Lab 8 (due 5/24 11:59 pm)
- Refine/extend your list of MMT translations, as appropriate.
- Choose one more phenomenon illustrated in those examples but not handled by your grammar to fix. Post to Canvas by class on Tuesday for pointers on how to fix it. (I'll likely direct you to lab instructions from previous years.)
- Add a few further examples to your testsuite for that phenomenon (as appropriate).
- Run initial testsuite & testcorpus profile.
- Fix the one phenomenon you chose.
- Make sure your grammar can generate. Edit as necessary until it can. Post many questions to Canvas!
- Get the variable property mapping set up working.
- Translate one sentence from English to your language with the MT system.
- Run final testsuite & testcorpus profile.
- Write it up!
Back to top
Refine/extend MMT sentences
If you don't already have a complete set of MMT translations and you don't have additional phenomena to work on in the ones you do have, try to get more of the, translated. See Lab 7 for instructions.
Note that contrary to last week's instructions, the set up we're using this year expects these files to have one sentence pre line (no blank space in between).
Choose one phenomenon to develop
By class on Tuesday: Choose one phenomenon represented by the MMT sentences not already covered by your grammar to work on this week. Post to Canvas with the IGT for the relevant examples and the phenomena you intend to work on. I will reply with pointers to instructionsn for those phenomena/develop some if necessary.

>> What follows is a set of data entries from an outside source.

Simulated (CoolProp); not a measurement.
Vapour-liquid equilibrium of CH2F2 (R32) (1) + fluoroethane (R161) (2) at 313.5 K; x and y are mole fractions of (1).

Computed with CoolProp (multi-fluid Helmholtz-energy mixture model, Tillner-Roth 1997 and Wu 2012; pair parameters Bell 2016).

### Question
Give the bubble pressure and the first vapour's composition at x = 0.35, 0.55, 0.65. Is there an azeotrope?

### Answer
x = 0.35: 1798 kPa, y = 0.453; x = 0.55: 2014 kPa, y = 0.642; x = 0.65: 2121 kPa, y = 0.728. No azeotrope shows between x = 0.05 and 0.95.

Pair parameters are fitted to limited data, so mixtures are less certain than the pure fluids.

Extend your testsuite for that phenomenon
Create additional positive/negative testsuite examples that illustrate your chosen phenomena and add them to the testsuite in the usual fashion. This testsuite should now include the MMT sentences plus ~2-6 more examples and should be called lab8.
Initial testsuite run
- Create and run initial testsuite instances for both the linguist-provided data and your testsuite, using the initial grammar.
Note If your tsdb/ directory is inside a shared folder on VirtualBox, it will not work.
- For each of these, explore the results, collect the following information to provide in your write up:
- How many items parsed?
- What is the average number of parses per parsed item?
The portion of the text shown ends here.